Reputation: 2890
Some has been using my Tornado application and making POST requests which contain this character: ¡
Tornado was unable to decode the value and ended up with this error: HTTP 400: Bad Request (Invalid unicode in PARAMNAME: b'DATAHERE')
So I made some investigation and learned that In request body, I was receiving %A1
for the corresponding character, which python's decode
method had no difficulty to decode for utf-8
encoding.
But, after URL-decoding this value, Tornado ended up with \xa1
for the character and tried to decode this using utf-8 and failed, because this was actually ISO-8859-1 encoding.

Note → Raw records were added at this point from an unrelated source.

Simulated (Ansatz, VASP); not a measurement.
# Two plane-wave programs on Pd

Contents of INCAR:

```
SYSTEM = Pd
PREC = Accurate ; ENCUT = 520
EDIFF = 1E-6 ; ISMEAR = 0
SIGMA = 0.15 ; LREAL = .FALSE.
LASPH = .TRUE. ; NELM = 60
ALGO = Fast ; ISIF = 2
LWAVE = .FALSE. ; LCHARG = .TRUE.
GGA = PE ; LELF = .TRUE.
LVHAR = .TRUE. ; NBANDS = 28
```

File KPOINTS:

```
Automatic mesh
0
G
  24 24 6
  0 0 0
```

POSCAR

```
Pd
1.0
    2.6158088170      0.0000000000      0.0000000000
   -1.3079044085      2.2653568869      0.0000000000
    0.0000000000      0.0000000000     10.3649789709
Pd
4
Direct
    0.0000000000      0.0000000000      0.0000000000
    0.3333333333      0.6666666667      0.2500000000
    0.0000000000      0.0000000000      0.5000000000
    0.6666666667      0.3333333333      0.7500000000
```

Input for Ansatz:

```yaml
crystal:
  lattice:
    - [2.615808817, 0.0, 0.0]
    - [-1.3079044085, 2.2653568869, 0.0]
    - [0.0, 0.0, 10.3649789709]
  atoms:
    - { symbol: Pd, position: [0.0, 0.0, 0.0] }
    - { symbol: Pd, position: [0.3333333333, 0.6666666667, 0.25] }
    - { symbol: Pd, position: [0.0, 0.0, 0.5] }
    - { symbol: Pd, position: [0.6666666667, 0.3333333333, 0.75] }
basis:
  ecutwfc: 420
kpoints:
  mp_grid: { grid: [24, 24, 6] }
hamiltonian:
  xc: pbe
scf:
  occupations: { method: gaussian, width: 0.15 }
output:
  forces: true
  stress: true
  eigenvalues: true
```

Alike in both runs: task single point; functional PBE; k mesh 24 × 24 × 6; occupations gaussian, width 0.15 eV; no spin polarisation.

So, what should be the appropriate way to fix this? Because user is sending valid output I don't want to loose this data.
Upvotes: 1
Views: 1067
Reputation: 22134
The best answer is to make sure the client always sends utf8 instead of iso8859-1 (this used to require weird tricks like the rails snowman; I'm not sure about the current state of the art). If you cannot do that, override RequestHandler.decode_argument (http://www.tornadoweb.org/en/stable/web.html#tornado.web.RequestHandler.decode_argument), which can see the raw bytes and decide how to decode them (or pass them through unchanged if you don't want to decode at this point).
Upvotes: 1